Addressing the media on the sidelines of the 3rd Plenum of the 11th National People’s Congress (NPC) on March 7, Chinese Foreign Minister Yang Jiechi gave a brief review of the main challenges the country faced currently, and its position on them. The annual session of the NPC, China’s Parliament, has been forced to become more open in recent years following calls from both the international community and domestic activists. Reading into Yang’s observations, it appears some temporary adjustments are being made in foreign policy, but no major decisions are going to be taken now.
It was no surprise that the USA was central to China’s immediate foreign policy concerns. Yang Jiechi remarked that the US-China relationship had a good start after President Barack Obama took office last year, but US arms sales to Taiwan ($6.4 billion) and Obama’s meeting with the Dalai Lama “caused a serious disturbance in the US-China ties and posed difficulty to the cooperation between the two countries”. He emphasised that US must respect China’s core interests and major concerns with credible steps.
The next area of importance, and concern, was the developments in Afghanistan and Pakistan. Yang extended support to Pakistan’s fight against terrorism to bring peace and security in the region, and to Afghanistan’s development. Yang made a pointed remark that military means cannot provide a fundamental solution to the Afghan issue.
The Iran nuclear issue concerns China intimately with billions of dollars invested in Iran, especially in the energy area. China cannot support a US led UN sanction on Iran which prohibits trade in Tehran’s energy market. Yang continued to press for dialogue to resolve the impasse. He defended China’s investment in Africa against western criticism of exploitation, positively reviewed Brazil-Russia-India-China (BRIC) co-operation, and noted the need to restart the six party talks on the North Korean nuclear issue.
While dismissing a growing view across the world that China was acting “tough”, he tried to explain that it only stuck to its “principle” to defend its core interests and dignity. Most significant was Yang’s underscoring that China was still a developing country and will remain in this state for a long time to come by cautioniong the jingoistic elements in China’s defence establishments and think tanks that challenging the USA and the world at the same time will only go against China.
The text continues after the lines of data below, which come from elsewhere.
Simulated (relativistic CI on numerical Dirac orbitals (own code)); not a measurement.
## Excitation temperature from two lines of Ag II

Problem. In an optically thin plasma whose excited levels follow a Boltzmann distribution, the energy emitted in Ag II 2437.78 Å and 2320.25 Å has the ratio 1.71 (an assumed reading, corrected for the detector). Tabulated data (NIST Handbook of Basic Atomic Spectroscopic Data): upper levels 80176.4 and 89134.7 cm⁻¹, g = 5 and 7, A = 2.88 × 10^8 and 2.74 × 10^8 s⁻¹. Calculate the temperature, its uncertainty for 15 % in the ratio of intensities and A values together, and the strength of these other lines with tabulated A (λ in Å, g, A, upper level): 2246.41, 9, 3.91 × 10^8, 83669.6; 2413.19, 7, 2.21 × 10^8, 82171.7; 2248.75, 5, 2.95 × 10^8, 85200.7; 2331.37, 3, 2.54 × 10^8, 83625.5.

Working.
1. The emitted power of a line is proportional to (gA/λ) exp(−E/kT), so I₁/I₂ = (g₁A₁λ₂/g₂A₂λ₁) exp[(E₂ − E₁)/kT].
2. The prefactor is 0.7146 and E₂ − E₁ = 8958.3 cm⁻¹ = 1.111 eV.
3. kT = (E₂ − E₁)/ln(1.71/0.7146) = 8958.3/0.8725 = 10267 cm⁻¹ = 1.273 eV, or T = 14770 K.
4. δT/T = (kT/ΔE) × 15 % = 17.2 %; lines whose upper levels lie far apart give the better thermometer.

It is, perhaps, for the first time the question can be asked if the usual unison on foreign policy exists any longer in the Chinese hierarchy. The People’s Liberation Army (PLA) always had exercised a major role in relations with the USA, Russia, Japan, and neighbouring countries like India and Pakistan. On territorial issues, it had a bigger say. But when executing policy, the Foreign Ministry conducted the exchanges. Lately, it appears opinions of PLA officers in Foreign policy are becoming more emphatic. Obviously, the opinions emanating from the military have their own overtones. These, however, are not freewheeling opinions, but cleared in advance by the appropriate authorities.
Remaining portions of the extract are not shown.